Monday, May 10, 2010

Pag-IBIG Fund aims to lower national housing backlog

Banking & Finance
Written by Dennis D. Estopace / Reporter
Sunday, 09 May 2010 20:09

THE government has an ambitious target of bringing down by 87,000 units the 3.5-million housing backlog this year, the Home Development Mutual Fund (Pag-IBIG) said.

Pag-IBIG chief executive Jaime A. Fabiaña said backlog could have been reduced more if the Land Registration Authority (LRA) had been computerized in the past, like it is now.

The $82-million computerized land-titling system links the LRA Central Registry of Deeds to registries of deeds nationally. “These could have delivered our increase in Q1[first quarter] this year.”

He said the number of Pag-IBIG housing loans in the first quarter grew only 6 percent compared with 10 percent last year. The full-year lending was up to 45.6 billion from 34 billion, more or less 32 percent, he said, but it still made Pag-IBIG the biggest lender in the housing sector.

Fabiaña said the increased uptake was a result of interest rates dropping from 12 percent in 2001 to 6 percent today, and this has also made it attractive for families of overseas Filipino workers (OFWs) to tap Pag-IBIG for their investments.

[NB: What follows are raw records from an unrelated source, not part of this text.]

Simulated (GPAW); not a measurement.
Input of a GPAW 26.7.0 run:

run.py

Coupled with an increase in their purchasing power, OFWs, according to Fabiaña, were also able to afford an average mortgage of P780,000, higher than the corporate average of P610,000.

He also credited the fund’s new policy of buy-back guarantees of developers where the developers would buy back housing loans that sour, cleaning up Pag-IBIG’s bad loan stable.